The Great Car Reset
Are we moving beyond the auto age? Writing in Esquire, Nate Silver provides hard statistical evidence that America's once-overwhelming car-culture and driving habits have peaked. This article in Advertising Age (h/t: Patrick Adler) provides additional evidence that we may well be in the early stages of a reset in attitudes about driving and car ownership, especially among younger folks. Here are some key statistics from the article:
- "In 1978, nearly half of 16-year-olds and three-quarters of 17-year-olds in the U.S. had their driver's licenses, according to Department of Transportation data. By 2008, the most recent year data was available, only 31 percent of 16-year-olds and 49 percent of 17-year-olds had licenses, with the decline accelerating rapidly since 1998."
- "Twenty-somethings went from driving a disproportionate amount of the nation's highway miles in 1995 to under-indexing for driving in 2009."
- "It's not just new drivers driving less. The share of automobile miles driven by people ages 21 to 30 in the U.S. fell to 13.7 percent in 2009 from 18.3 percent in 2001 and 20.8 percent in 1995."
Source: Advertising Age
While "the environment" is the reason many young people cite for driving less and not wanting to own a car, there are several other key forces at work, according to the article:
- Alternatives to car ownership such as Zip Car or other auto-sharing services.
- Greater use of alternative modes of mass transit to and from work. This can save money and boost productivity. You can focus on getting work done on the train, something you can't do in a car.
- New ways of working from free agency to more flexible schedules and telecommuting which further reduce the need for cars.
- The rise of the Internet and e-commerce as an alternative to shopping. You no longer need a car to get everything from groceries and personal products to books, CDs, and electronic goods.
- Trading-off car ownership to free up cash for other uses from travel, entertainment, technology, and experiences to more savings.
- The increased popularity of close-in locations and walkable mixed-used neighborhoods which further reduces the need for a car to get around.

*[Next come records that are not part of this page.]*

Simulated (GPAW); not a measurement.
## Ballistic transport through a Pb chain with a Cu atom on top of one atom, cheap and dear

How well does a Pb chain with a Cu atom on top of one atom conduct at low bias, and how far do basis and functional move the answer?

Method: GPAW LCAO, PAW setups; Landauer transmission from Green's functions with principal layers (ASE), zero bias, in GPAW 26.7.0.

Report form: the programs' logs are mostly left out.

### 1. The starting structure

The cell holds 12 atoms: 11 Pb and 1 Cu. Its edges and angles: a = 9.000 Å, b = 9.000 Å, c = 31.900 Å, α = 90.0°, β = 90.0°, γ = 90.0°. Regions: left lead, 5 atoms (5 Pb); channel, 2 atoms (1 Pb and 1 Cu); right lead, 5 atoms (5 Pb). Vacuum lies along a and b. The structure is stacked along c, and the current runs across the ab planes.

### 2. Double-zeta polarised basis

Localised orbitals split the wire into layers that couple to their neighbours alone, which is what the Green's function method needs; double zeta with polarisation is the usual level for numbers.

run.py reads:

- A gradually changing economic landscape which advantages larger and denser regions with more transit alternatives - from walking and biking to mass transit (similar to what I described in an earlier Atlantic piece). As the article notes:
"The real-estate markets most profoundly affected by the bursting housing bubble -- such as Las Vegas and other Sunbelt metro areas -- are boom towns built around highways with no substantial train transportation. Real-estate markets that have been less affected or quicker to recover include Boston and San Francisco, which have strong urban rail systems. In New Jersey, Connecticut, Boston, Denver and Chicago, housing prices near new or existing train stations have either been among the first to recover or have seen less depreciation during the bursting of the housing bubble."
Source: Advertising Age
Younger people today -- in fact, people of all ages -- no longer see the car as a necessary expense or a source of personal freedom. In fact, it is increasingly just the opposite: not owning a car and not owning a house are seen by more and more as a path to greater flexibility, choice, and personal autonomy.
Underlying all of this is not so much a shift in "car culture" values but a shift in economic realities. Owning a car and a house are very costly, for individuals and the economy as a whole. What distinguished "savers" from "spenders," according to a Canadian study (.pdf), is outlays for housing and especially for cars. The amount of money the average American family spends on housing and cars went from 22 percent in 1950 to 44 percent by the 1980s to more than half today. It's not so much that America is a society of wanton over-consumers -- though some surely fit that bill -- it's that they've been trapped by the housing-car-energy complex that once stood at the very heart of the U.S. "Fordist" economy. And as any number of studies have shown (.pdf), America's over-investment in housing has badly distorted its economy.
We can't recover by breathing life back into that old economy. Lasting prosperity requires investment in a new and more efficient economic system. We'll never get there if we continue to spend every last penny on houses, cars, and energy. We need to reduce spending on the old Fordist consumption bundle in order to free up capital for new technologies, new industries, and greater skill and personal development broadly.
Some of that is already happening as people downsize their homes, downshift consumption, and trade train rides or walkable neighborhoods for long suburban commutes. Young people are at the cutting edge of these shifts, as they are just starting up in their jobs and careers; choosing places to live, work, and raise their families; and deciding how they want to live their lives. Great Resets like this are generational events. They do not spring forth overnight but emerge gradually over time as millions upon millions of individuals and families reset themselves in light of new economic realities. We remain in the very earliest stage of the current reset.
While some look at rebounding car sales or an uptick in the housing market as a sign of economic recovery, from where I sit, the shift away from driving and cars among young people is a much better indicator that the economy is starting to head in the right direction.